Then I moved to London. And I think it’s fair to say that, by the standards to which I was accustomed, London is not a 24-hour city. I knew the Tube stopped running around midnight, unlike the New York subway which carries on (and gets sketchier by the hour) ‘til dawn. As such I grudgingly learned how to plan my evening transport plans in advance, a lesson made all the more vivid by a few occasions of missing the last train and having to catch a slow, meandering night bus full of people on a drunkenness spectrum that ranged from loud to violent to unconscious.

At first I was appalled by what seemed to me to be the pointless sacrifice of several hours of late-night fun. How hard can it be to run the trains for an extra hour or two? Don’t we pay enough on our monthly travelcards to warrant our Saturday night lasting later than midnight? But as the years wore on, I realized it’s not such a bad thing. Everyone tends to drift off at the same time for this very reason, so it’s not like I was the only one ducking out early and missing the rest of a great party. And given the British tendency to unattractively binge-drink, encouraging people to call time earlier rather than later probably does no harm and saves some work for the Sunday-morning street cleaners. The final and frankest reality check, as well, is that at 27 and 28 and 29 and now 30, the novelty of lap-dancing crackheads and flashers wearing aviator sunglasses (both true stories) has well and truly worn off, and I would never take the New York subway home after midnight. I would do what I do now, sometimes even before the Tube has stopped running: call a cab.

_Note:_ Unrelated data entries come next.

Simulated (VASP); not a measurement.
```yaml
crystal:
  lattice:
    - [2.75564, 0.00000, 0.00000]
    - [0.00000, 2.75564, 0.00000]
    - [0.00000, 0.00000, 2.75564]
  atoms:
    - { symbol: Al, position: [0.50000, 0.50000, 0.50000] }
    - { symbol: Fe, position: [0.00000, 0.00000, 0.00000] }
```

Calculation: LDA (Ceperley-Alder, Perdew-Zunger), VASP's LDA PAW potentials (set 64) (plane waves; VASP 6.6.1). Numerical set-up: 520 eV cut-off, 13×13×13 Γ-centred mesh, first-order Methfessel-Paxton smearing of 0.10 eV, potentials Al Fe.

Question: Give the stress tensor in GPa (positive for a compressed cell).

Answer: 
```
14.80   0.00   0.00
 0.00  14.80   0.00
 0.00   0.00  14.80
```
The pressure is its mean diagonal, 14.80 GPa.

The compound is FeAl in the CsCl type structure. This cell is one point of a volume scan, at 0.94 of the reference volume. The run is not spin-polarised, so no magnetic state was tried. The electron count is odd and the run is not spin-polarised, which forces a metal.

Slowly but surely I got used to a lot of these little inconveniences. The grocery store is only open for six hours on Sunday? Okay, cool, I’ll make that extra effort to haul myself off the couch in time to get my shopping done. The waitress takes what feels like ten million years to bring you the check? Oh well, good excuse for a longer lunch. Sky is going to take almost three weeks to hook up the internet? Hm, annoying, especially since we don’t have a TV and watch everything online, but doable – time to dust off all those HBO box sets.

I hadn’t even realized how much I’d mellowed until an old college friend, who works as a cutthroat lawyer in NYC, visited and couldn’t believe the shops were only open until 5 or 6 PM on weekdays and 4 or 5 PM on Sundays. “But what do you do if you work full-time?” she asked. “How do you get what you need?” I shrugged, realizing that I’d never given it much thought. “You make it work, I guess.”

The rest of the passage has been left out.